WASHINGTON—Lawyers representing Lance Corporal Monifa Sterling— the U.S. Marine court-martialed for displaying Bible verses on her desk—petitioned the U.S. Supreme Court on the Friday before Christmas to take her appeal, one of the biggest military religious liberty cases in American history.
Sterling was a substandard Marine, but the straw that broke the camel’s back to get her court-martialed was posting, “No weapon formed against me shall prosper,” a paraphrase of Isaiah 54:17. Representing herself during the prosecution, she argued that she had a religious liberty right to post that verse. She was convicted and dishonorably discharged from the military.
Religious liberty lawyers at First Liberty Institute agreed that Sterling’s posting Bible verses is protected by law—specifically, the Religious Freedom Restoration Act (RFRA)—and took her case free of charge, recruiting one of the greatest Supreme Court litigators in recent decades, former Solicitor General Paul Clement, to lead their team.
Clement and First Liberty argued for her at the U.S. Court of Appeals for the Armed Forces. Judge Margaret Ryan wrote the 4-1 split opinion of the court ruling against her, holding that it is not a “substantial burden” on religious expression to criminally prosecute a person for posting Bible verses, and that RFRA does not stop the military from requiring service members to go through a lengthy administrative appeal process before they can continue to express their faith.
Judge Ryan’s Sterling opinion is panned by many conservatives as a terrible military religious liberty decision. Both of these parts of the ruling created a “circuit split” with most federal appeals courts to rule on the same issues, and became the basis for asking the nation’s highest court to take the case.

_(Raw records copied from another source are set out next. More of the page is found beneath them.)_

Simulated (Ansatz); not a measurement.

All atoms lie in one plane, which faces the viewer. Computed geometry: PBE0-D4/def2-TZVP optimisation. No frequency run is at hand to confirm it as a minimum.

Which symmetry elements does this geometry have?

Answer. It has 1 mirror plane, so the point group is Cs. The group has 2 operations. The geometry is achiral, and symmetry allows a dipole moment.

Two days before Christmas, Clement and First Liberty Institute filed Sterling’s request for review—called a petition for certiorari—at the U.S. Supreme Court.
“In this case, the Court of Appeals for the Armed Forces joined the minority side of the split, limiting the civil liberties of the nearly two million men and women who defend religious freedom in uniform,” the petition reads.
Other appeals courts “sensibly recognized that a complete prohibition on religious exercise is the most obvious form of substantial burden and also recognize that the religious practice burdened need not be religiously-compelled,” the petition continues.
By contrast, although this military court’s decision “recognized that … Sterling’s posting of the Biblical quotations constituted religious exercise under RFRA,” it nonetheless “held that a Marine’s exercise of religion was not substantially burdened when her superior ordered her to remove from her personal workspace three small slips of paper containing Biblical quotations,” even when disobeying that order resulted in a criminal conviction.
To the contrary, Clement and First Liberty insist, “A direct government prohibition on religious exercise is the quintessential substantial burden.” To rule otherwise “leaves the individuals most in need of protection—those, like service members, subject to direct government commands—with the least protection from government interference with religious exercise.”
The justices will vote in early 2017 whether to take the case, which would likely be scheduled for autumn of that year.
The case is Sterling v. United States.